Menu

QA

Wei Li

Q and A

You can always ask questions on our Google group. Usually your questions are also other's questions, so please help us better improve our algorithm by joining our Google group and asking questions there!

Installation problems

I encountered an error after installation: "ImportError: No module named mageck". What is the problem?

A: Probably you are installing MAGeCK to your own directory, which is not recognized by Python. The solution is to set up the PYTHONPATH environment: see install/#setting-up-the-environment-variables for more details.

Where is MAGeCK binary installed?

A: If you add the "--user" option during installation, mageck executable is usually located on your local directory ($HOME/bin or $HOME/.local/bin). If you don't have this option, mageck is installed in the system bin (/usr/bin or /usr/sbin).

There are two ways you can check the path of MAGeCK. You can either type

which mageck

to determine the path of the mageck executable. Or, at the end of the installation, you will see a few lines of the log like this:

copying build/scripts-2.7/mageck -> /Users/john/.local/bin
changing mode of /Users/john/.local/bin/mageck to 755
running install_data
copying bin/RRA -> /Users/john/.local/bin

That means your mageck is installed at /Users/john/.local/bin. On the other hand, if you see a message like this:

copying build/scripts-2.7/mageck -> /Users/john/Library/Python/2.7/bin
changing mode of /Users/john/Library/Python/2.7/bin/mageck to 755
running install_data
copying bin/RRA -> /Users/john/Library/Python/2.7/bin

That means your mageck is installed at /Users/john/Library/Python/2.7/bin.

Depending on your system, the path may look like one of the following:

  1. /Users/john/.local/bin
  2. /Users/john/Library/Python/2.7/bin
  3. /Users/john/bin
  4. /home/john/.pyenv/versions/2.7.13/bin

Where is MAGeCK python module installed?

A: You can use a similar approach to identify MAGeCK python module, but look for pattern like python2.7/site-packages. During installation, if you see a message like this:

copying bin/mageckGSEA -> /home/john/.pyenv/versions/2.7.13/bin
running install_egg_info
Removing /home/john/.pyenv/versions/2.7.13/lib/python2.7/site-packages/mageck-0.5.6-py2.7.egg-info
Writing /home/john/.pyenv/versions/2.7.13/lib/python2.7/site-packages/mageck-0.5.6-py2.7.egg-info

That means your MAGeCK python module is installed in /home/john/.pyenv/versions/2.7.13/lib/python2.7/site-packages.

I use conda to install the latest version of MAGeCK, but my system still calls an older version of MAGeCK. What is the problem?

A: This usually happens when you have both conda version of MAGeCK and your previously installed version of MAGeCK. Even if your "mageck" command comes from conda, the libraries may still come from your previously installed MAGeCK. To solve this problem, you can manually install MAGeCK to the latest version.

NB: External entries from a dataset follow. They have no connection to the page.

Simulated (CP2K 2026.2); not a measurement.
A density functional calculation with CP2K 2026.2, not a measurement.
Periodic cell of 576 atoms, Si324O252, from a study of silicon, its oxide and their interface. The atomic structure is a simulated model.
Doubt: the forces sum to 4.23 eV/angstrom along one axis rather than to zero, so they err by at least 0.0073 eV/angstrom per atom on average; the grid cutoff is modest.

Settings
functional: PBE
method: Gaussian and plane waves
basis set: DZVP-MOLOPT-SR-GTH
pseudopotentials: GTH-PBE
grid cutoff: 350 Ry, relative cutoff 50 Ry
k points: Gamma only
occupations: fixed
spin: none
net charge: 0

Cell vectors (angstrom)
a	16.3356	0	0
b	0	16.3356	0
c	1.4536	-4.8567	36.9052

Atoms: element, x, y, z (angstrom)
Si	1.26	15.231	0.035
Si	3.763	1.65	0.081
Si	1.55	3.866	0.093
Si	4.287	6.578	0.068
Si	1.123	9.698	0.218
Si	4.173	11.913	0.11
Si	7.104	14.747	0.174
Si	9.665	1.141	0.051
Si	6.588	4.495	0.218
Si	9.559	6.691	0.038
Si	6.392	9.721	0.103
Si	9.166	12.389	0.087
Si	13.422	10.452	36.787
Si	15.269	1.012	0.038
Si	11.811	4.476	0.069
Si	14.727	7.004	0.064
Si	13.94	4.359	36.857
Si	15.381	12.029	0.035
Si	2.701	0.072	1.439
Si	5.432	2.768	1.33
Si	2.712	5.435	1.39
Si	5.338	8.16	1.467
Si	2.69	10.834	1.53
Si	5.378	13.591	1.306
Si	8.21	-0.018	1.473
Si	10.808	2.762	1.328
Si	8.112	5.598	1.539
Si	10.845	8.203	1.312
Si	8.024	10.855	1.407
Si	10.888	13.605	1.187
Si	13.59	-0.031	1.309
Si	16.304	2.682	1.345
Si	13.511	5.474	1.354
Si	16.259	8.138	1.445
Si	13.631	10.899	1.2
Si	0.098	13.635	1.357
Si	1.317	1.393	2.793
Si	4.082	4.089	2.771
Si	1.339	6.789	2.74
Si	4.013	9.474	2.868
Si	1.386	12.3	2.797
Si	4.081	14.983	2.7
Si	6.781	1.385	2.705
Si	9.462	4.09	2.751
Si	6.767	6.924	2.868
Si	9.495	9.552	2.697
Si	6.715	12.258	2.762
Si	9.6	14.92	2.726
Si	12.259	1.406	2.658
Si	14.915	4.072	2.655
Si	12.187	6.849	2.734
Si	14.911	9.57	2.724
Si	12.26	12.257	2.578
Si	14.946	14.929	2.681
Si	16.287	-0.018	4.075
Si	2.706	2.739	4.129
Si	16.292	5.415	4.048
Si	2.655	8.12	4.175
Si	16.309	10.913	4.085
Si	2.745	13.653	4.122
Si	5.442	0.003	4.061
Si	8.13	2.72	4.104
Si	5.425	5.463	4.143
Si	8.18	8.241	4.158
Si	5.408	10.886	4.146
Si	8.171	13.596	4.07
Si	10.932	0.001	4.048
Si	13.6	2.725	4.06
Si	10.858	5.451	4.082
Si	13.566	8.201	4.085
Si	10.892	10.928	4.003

I don't want to run the conda MAGeCK version, but instead the version I installed by myself. How can I do that?

A: There are two different solutions to do this.

Solution 1: Uninstall the conda MAGeCK version using the followig command:

conda uninstall mageck

You can always re-install MAGeCK later.

To avoid frequent un-installing and re-installing the software, consider using conda environments. For example, you can install the MAGeCK conda version under some certain environment, and activate it only the environment is activated.

Here is an example. First, create a python 3 environment named "mageckenv":

conda create -n mageckenv anaconda python=3

Then activate the environment using the following command:

source activate mageckenv

Now, install mageck under that environment

conda install -c bioconda mageck

You can use the MAGeCK conda version under the mageckenv environment now. To disable it, simply deactivate the environment:

source deactivate

Solution 2: The conda MAGeCK is run under python 3, while the MAGeCK in sourceforge and bitbucket is run under python 2. So the best way to run the installed version other than conda version is to create an python 2 conda environment and run mageck under that environment.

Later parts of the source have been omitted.